Re: [RFC 45/48] RISC-V: ioremap: Implement for arch specific ioremap hooks

From: Atish Kumar Patra
Date: Tue Apr 25 2023 - 04:00:25 EST


On Mon, Apr 24, 2023 at 7:18 PM Dave Hansen <dave.hansen@xxxxxxxxx> wrote:
>
> On 4/21/23 12:24, Atish Kumar Patra wrote:
> > On Fri, Apr 21, 2023 at 3:46 AM Dave Hansen <dave.hansen@xxxxxxxxx> wrote:>> This callback appears to say to the host:
> >>
> >> Hey, I (the guest) am treating this guest physical area as MMIO.
> >>
> >> But the host and guest have to agree _somewhere_ what the MMIO is used
> >> for, not just that it is being used as MMIO.
> >
> > Yes. The TSM (TEE Security Manager) which is equivalent to TDX also
> > needs to be aware of the MMIO regions so that it can forward the
> > faults accordingly. Most of the MMIO is emulated in the host
> > (userspace or kernel emulation if present). The host is outside the
> > trust boundary of the guest. Thus, guest needs to make sure the host
> > only emulates the designated MMIO region. Otherwise, it opens an
> > attack surface from a malicious host.
> How does this mechanism stop the host from emulating something outside
> the designated region?
>
> On TDX, for instance, the guest page table have a shared/private bit.
> Private pages get TDX protections to (among other things) keep the page
> contents confidential from the host. Shared pages can be used for MMIO
> and don't have those protections.
>
> If the host goes and tries to flip a page from private->shared, TDX
> protections will kick in and prevent it.
>
> None of this requires the guest to tell the host where it expects MMIO
> to be located.
>
> > All other confidential computing solutions also depend on guest
> > initiated MMIO as well. AFAIK, the TDX & SEV relies on #VE like
> > exceptions to invoke that while this patch is similar to what pkvm
> > does. This approach lets the enlightened guest control which MMIO
> > regions it wants the host to emulate.
>
> I'm not _quite_ sure what "guest initiated" means. But SEV and TDX
> don't require an ioremap hook like this. So, even if they *are* "guest
> initiated", the question still remains how they work without this patch,
> or what they are missing without it.
>

Maybe I misunderstood your question earlier. Are you concerned about guests
invoking any MMIO region specific calls in the ioremap path or passing
that information to the host ?
Earlier, I assumed the former but it seems you are also concerned
about the latter as well. Sorry for the confusion in that case.
The guest initiation is necessary while the host notification can be
made optional.
The "guest initiated" means the guest tells the TSM (equivalent of TDX
module in RISC-V) the MMIO region details.
The TSM keeps a track of this and any page faults that happen in that
region are forwarded
to the host by the TSM after the instruction decoding. Thus TSM can
make sure that only ioremapped regions are
considered MMIO regions. Otherwise, all memory outside the guest
physical region will be considered as the MMIO region.

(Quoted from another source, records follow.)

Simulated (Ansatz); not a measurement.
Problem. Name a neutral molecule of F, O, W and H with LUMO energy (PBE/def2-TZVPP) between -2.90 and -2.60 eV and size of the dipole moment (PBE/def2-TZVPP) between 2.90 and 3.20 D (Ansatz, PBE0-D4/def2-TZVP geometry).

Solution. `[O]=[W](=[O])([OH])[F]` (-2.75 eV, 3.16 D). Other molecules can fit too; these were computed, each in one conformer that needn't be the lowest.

In the current CoVE implementation, that MMIO region information is also
passed to the host to provide additional flexibility. The host may
choose to do additional
sanity check and bail if the fault address does not belong to
requested MMIO regions without
going to the userspace. This is purely an optimization and may not be mandatory.


> > It can be a subset of the region's host provided the layout. The
> > guest device filtering solution is based on this idea as well [1].
> >
> > [1] https://lore.kernel.org/all/20210930010511.3387967-1-sathyanarayanan.kuppuswamy@xxxxxxxxxxxxxxx/
>
> I don't really see the connection. Even if that series was going
> forward (I'm not sure it is) there is no ioremap hook there. There's
> also no guest->host communication in that series. The guest doesn't
> _tell_ the host where the MMIO is, it just declines to run code for
> devices that it didn't expect to see.
>

This is a recent version of the above series from tdx github. This is
a WIP as well and has not been posted to
the mailing list. Thus, it may be going under revisions as well.
As per my understanding the above ioremap changes for TDX mark the
ioremapped pages as shared.
The guest->host communication happen in the #VE exception handler
where the guest converts this to a hypercall by invoking TDG.VP.VMCALL
with an EPT violation set. The host would emulate an MMIO address if
it gets an VMCALL with EPT violation.
Please correct me if I am wrong.

As I said above, the objective here is to notify the TSM where the
MMIO is. Notifying the host
is just an optimization that we choose to add. In fact, in this series
the KVM code doesn't do anything with that information.
The commit text probably can be improved to clarify that.


> I'm still rather confused here.